Dollars and Jens
Tuesday, August 21, 2007
 
more notes from the front
Yields on short-term treasuries rose today:
The three-month bill yield climbed 0.48 percentage point to 3.57 percent at 4:28 p.m., rising for the first day since Aug. 13. The increase is the biggest since Dec. 26, 2000. Yields fell 0.66 percentage point yesterday, the most since the stock market crash of October 1987 as money-market funds dumped asset-backed commercial paper for the shortest-maturity government debt.
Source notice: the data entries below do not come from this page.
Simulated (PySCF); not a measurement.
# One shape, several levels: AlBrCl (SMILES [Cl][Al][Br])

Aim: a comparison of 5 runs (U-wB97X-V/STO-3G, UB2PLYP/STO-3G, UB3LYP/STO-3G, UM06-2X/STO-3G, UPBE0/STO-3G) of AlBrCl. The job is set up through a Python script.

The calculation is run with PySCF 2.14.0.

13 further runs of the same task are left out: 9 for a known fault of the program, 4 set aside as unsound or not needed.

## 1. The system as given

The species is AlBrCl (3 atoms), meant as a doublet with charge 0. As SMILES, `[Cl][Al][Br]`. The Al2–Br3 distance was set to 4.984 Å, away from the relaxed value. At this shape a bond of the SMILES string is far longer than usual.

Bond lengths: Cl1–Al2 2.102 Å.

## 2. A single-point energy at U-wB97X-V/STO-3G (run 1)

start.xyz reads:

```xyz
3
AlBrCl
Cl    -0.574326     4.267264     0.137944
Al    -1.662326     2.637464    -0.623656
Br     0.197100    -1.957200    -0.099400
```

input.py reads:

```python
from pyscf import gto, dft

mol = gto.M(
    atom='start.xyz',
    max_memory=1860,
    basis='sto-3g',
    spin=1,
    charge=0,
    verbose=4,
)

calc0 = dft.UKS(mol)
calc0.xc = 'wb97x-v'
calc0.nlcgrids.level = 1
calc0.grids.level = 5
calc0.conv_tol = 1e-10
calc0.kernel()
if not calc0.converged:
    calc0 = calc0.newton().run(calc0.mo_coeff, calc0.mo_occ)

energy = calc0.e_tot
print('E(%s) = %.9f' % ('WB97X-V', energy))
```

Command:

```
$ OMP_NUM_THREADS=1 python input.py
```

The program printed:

The Treasury today sold $32 billion of four-week bills, the largest amount since at least July 2001. The bills were sold at a high discount rate of 4.75 percent. The one-month bill yield fell as low as 1.272 percent yesterday, and was about 2.6 percent before the auction. In a sign of weak demand, the government received $1.11 in bids for each $1 sold, the lowest since at least July 2001.
In fact, I was left with the impression the size of the auction — of which $18 billion was needed to roll maturing debt — was increased in light of recent demand for the issue. I wonder whether they should incorporate a reserve bid into the auctions, at least above a certain size.
The Federal Reserve Bank of New York cut the fee bond dealers pay to borrow its Treasuries, in a bid to ease a shortage in the market for loans backed by the securities.

...

The New York Fed cut its so-called minimum fee rate to a record low 0.5 percent from 1 percent, saying in a statement that the move is ``temporary.''

"We are doing it to provide additional liquidity to the Treasury financing market,'' said Andrew Williams, a spokesman for the New York Fed. He said the rate was the lowest in the history of the program, which has existed in its current form since 1999. The New York Fed last lowered the fee rate on June 26, 2003, the day after policy makers cut their target overnight rate to a four-decade low of 1 percent.
In fact, I hadn't known it wasn't still 1.5%.

Incidentally, here's why I'm not buying the full-fledged flight-to-quality story:In blue is an ETF that follows the S&P 500. In red is an ETF that follows junk bonds. In a broad flight to quality, these should be staggering downward. (In the sort of flight-to-quality indicated by short term treasuries, they should be sprawled naked passed out on the floor.)

The commercial paper markets, as I understand it, are still a bit illiquid, but a number of companies have successfully placed bond issues in the past couple days. I expect there's some widespread credit concern, just as there was two and three weeks ago. The abject panic seems to be localized, though.